Since my engine is still a multi-API engine, supporting Direct3D 9 and 10/10.1 as well, it was slightly more difficult to get rid of the D3DX dependencies than with just Direct3D 11 code. I can use the new shader compiler for D3D10 and higher, but D3D9 will still need to rely on the old D3DX compiler. The DirectXTK texture functions will only work with D3D11, and I will need to use D3DX for the older versions (unless I want to extend the DirectXTK code myself, to make it support the other APIs, but I don’t really see much of a point in that).

Windows Store Apps only support D3D11.1 anyway, so they are not affected by what happens in the code for the other APIs. So it is not a problem when there are still some D3DX-ties there.

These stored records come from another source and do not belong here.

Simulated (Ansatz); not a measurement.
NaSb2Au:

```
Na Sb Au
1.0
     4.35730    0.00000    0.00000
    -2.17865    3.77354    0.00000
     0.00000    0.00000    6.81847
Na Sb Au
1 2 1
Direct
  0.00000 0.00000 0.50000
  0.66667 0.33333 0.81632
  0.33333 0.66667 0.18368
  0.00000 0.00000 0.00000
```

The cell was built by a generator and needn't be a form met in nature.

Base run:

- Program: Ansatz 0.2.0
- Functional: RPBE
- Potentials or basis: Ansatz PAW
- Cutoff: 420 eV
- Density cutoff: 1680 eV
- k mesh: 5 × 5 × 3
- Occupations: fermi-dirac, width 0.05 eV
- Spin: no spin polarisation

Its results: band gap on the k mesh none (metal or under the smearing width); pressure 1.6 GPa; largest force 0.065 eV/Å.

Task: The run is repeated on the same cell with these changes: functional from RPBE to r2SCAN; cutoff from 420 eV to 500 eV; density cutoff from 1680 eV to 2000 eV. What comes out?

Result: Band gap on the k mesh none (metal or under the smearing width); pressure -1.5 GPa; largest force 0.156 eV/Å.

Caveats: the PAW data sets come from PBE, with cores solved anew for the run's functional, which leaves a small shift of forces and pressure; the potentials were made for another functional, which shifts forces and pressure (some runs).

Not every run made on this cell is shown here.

The mathematics are a slightly different story, since this code is shared by all APIs. D3DXMath was originally built as a set of extensions to the native D3DVECTOR and D3DMATRIX structures in Direct3D 9. In Direct3D 10 and newer, there are no native structures at all in the API. I used the same D3DXMath types as I did in D3D9, to keep things simple. But now it means that if I want to replace D3DXMath for D3D11, then I need to replace it for all APIs.

Since DirectXMath still use vectors and matrices, the memory layout is still very similar, and it is still quite easy to convert between Direct3D9/D3DX types and DirectXMath. Microsoft has an overview page on mixing the two: http://msdn.microsoft.com/en-us/library/windows/desktop/ff729728(v=vs.85).aspx

I decided to go for a quick hack initially. Namely, a lot of my functions and objects use D3DX structures and functions directly. If I were to rewrite all that with DirectXMath at once, it would take quite some time. Instead, I removed the D3DXMath.h from my project entirely, and typedef’ed some compatible DirectXMath types to D3D9/D3DX types. So now my code would actually use DirectXMath types, instead of D3DX ones. Something like this:

#if !defined(D3D9)
typedef DirectX::XMFLOAT3 D3DVECTOR;
typedef DirectX::XMFLOAT4X4 D3DMATRIX;
#endif
typedef DirectX::XMFLOAT2 D3DXVECTOR2;
typedef DirectX::XMFLOAT3 D3DXVECTOR3;
typedef DirectX::XMFLOAT4 D3DXVECTOR4;
typedef DirectX::XMFLOAT4X4 D3DXMATRIX;
typedef DirectX::XMFLOAT4 D3DXPLANE;
typedef DirectX::XMFLOAT4 D3DXQUATERNION;

Then I made simple replacement functions for all the D3DXMath functions that I used, implementing them with simple DirectXMath statements. Something like this:

inline D3DXMATRIX* D3DXMatrixMultiply(
  _Inout_  D3DXMATRIX *pOut,
  _In_     const D3DXMATRIX *pM1,
  _In_     const D3DXMATRIX *pM2
)
{
    DirectX::XMStoreFloat4x4( pOut,
       DirectX::XMMatrixMultiply( DirectX::XMLoadFloat4x4(pM1),
                                  DirectX::XMLoadFloat4x4(pM2) )
    );

    return pOut;
}

So I now had my own ‘D3DXMath’ implementation, which used DirectXMath underneath.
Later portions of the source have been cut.